Years ago, I played some pool with Andrew Cuomo. As we circled the table, Cuomo, who was then housing secretary, told me how he was going to become the next governor of New York. He would challenge Carl McCall, who would have become the state's first black governor. This was going to be easy, Cuomo said, emitting political pheromones that New York was his for the taking. Now, a humiliating defeat and much personal pain later, it finally is.

Rarely has a politician come off the canvas to triumph in such a cinematic fashion. Not only did Cuomo become governor, but since doing so, he's dominated the cantankerous Legislature, brought in a budget on time and -- history take note -- passed a law to legalize same-sex marriage. He did this with the state Senate controlled by Republicans, the bill having been defeated just two years before, and the Roman Catholic Church strongly opposed. Baseball analogies are in order. This was a triple play, a no-hitter and a grand slam. Andrew Mark Cuomo has become a masterful politician.

Cuomo was born a prince of the Democratic Party. He is the son of Mario Cuomo, a three-term governor of New York and the personification of old-style liberalism. He married Kerry Kennedy, a daughter of Robert F. Kennedy and an indefatigable human rights advocate. He spent a lifetime on the political launching pad, fueled by lineage and connections to go clear to the White House. Then fate, goaded by arrogance, intervened.

The challenge to McCall was ineptly mounted. Cuomo didn't just lose, he got crushed. And the Republican, George Pataki, took the statehouse. The tumble was hard and seemingly unending. Cuomo's beautiful marriage went tabloid ugly. The liberalism that the name Cuomo represented turned stale, on the shelf way past its pull date. Cuomo was a lesson right out of the Bible: "Pride goeth before destruction."

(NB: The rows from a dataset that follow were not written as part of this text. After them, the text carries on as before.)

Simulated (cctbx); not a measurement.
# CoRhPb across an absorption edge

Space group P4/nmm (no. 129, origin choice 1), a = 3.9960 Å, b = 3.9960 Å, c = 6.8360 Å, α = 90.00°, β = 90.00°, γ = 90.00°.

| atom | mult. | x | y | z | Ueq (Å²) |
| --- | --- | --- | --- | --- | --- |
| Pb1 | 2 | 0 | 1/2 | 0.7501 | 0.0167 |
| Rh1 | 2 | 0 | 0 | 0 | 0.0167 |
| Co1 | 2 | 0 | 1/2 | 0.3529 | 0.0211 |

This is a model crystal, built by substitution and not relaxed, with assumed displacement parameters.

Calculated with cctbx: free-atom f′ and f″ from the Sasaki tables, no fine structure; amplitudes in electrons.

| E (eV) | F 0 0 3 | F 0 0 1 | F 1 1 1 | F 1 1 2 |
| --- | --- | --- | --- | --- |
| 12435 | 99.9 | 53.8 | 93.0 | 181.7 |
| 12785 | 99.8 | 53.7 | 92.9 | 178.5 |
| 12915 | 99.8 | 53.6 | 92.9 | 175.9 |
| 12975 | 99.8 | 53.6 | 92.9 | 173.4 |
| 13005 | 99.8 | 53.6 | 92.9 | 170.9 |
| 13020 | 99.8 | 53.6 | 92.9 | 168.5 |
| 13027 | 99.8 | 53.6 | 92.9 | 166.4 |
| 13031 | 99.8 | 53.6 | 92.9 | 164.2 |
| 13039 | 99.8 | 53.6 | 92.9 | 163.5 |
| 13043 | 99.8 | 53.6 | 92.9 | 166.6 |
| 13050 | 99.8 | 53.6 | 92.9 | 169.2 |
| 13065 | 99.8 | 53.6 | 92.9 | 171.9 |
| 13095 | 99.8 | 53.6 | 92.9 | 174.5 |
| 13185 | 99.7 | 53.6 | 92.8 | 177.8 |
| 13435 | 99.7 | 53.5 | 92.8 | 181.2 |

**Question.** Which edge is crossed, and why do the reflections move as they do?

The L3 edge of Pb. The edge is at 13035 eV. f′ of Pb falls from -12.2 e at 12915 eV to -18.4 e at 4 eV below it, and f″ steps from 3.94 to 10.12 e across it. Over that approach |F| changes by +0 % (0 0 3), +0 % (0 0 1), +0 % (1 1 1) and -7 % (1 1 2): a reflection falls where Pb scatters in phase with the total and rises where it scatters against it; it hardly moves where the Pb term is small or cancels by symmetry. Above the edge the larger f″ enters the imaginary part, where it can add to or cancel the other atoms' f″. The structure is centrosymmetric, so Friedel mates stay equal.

Oddly, that Cuomo seems to have vanished. The new one is no showboat and if he thinks more of himself than he does of others, he does not show it. To review how Cuomo got the Legislature to approve same-sex marriage -- it was, really, his bill -- is to see a shrewd politician apply his craft. He went across the aisle, not just to Republicans in the Legislature, but to Republican fundraisers across the state. He got some of these people to assure wavering legislators that if they voted for the bill, they would have the campaign funds to protect themselves. In some cases, it worked.